Why Paired Differences Matter
Paired data removes much of the variation between subjects. Each subject acts as its own control. That can make the estimate more precise. The calculator subtracts one related value from the other. The selected direction controls whether improvement appears positive or negative. Always choose the direction before interpreting the interval.
Understanding the Interval
The interval gives a likely range for the true mean paired difference. A 95 percent interval means the method captures the true mean often. It does not mean one computed interval has a 95 percent chance. The true value is fixed. The interval changes with new samples. Wider intervals show more uncertainty. Narrower intervals show stronger precision.

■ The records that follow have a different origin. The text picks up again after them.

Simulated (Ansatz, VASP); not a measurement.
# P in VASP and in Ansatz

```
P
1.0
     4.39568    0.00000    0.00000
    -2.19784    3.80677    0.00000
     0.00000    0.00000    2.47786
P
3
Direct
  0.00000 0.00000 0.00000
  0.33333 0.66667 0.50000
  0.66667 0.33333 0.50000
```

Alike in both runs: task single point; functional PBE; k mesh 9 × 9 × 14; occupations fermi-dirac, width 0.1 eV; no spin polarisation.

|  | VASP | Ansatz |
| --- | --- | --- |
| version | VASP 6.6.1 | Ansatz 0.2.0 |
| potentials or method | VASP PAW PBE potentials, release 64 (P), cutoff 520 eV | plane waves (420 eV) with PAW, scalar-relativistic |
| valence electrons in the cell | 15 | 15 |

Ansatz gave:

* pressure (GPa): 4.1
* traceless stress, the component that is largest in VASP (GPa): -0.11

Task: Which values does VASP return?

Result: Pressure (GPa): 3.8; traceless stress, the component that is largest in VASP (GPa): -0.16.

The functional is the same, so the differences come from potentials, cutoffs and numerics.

When Results Are Important
In a two-sided interval, zero is a key reference value. If zero is inside the interval, no clear average change is shown. If zero is outside the interval, the mean change is statistically noticeable. The paired t statistic compares the mean difference with a chosen hypothesized value. Cohen dz adds effect size context. It helps judge practical size, not only statistical evidence.
Best Practices
Use accurate paired observations. Do not mix unmatched rows. Keep units consistent for both measurements. Check outliers before trusting the final result. The t method works best when differences are roughly normal. Larger samples are usually more stable. Report the confidence level, mean difference, interval bounds, and sample size. Also explain the direction of subtraction. Clear reporting prevents wrong conclusions.
FAQs
What is a dependent samples confidence interval?
It is an interval estimate for the mean difference between paired observations. It is used when each data point in one condition is linked to a data point in another condition.
When should I use this calculator?
Use it for before and after scores, matched subjects, repeated measurements, or paired experimental designs. It is not meant for unrelated independent groups.
Why does the difference direction matter?
The direction changes the sign of the mean difference. Before minus after gives a different sign than after minus before. The interval width stays the same.
What does it mean if zero is inside the interval?
For a two-sided interval, zero inside the range means the data does not clearly show a nonzero average paired difference at that confidence level.
What confidence level should I choose?
Common choices are 90, 95, and 99 percent. Higher confidence gives wider intervals. Lower confidence gives narrower intervals but less protection against sampling error.
Can I use summary statistics?
Yes. Select summary mode when you know the sample size, mean difference, and standard deviation of paired differences. You do not need raw pairs then.
What is the standard error?
The standard error measures uncertainty in the mean difference. It equals the standard deviation of differences divided by the square root of sample size.
What is Cohen dz?
Cohen dz is a paired effect size. It divides the mean paired difference by the standard deviation of paired differences. It describes practical change size.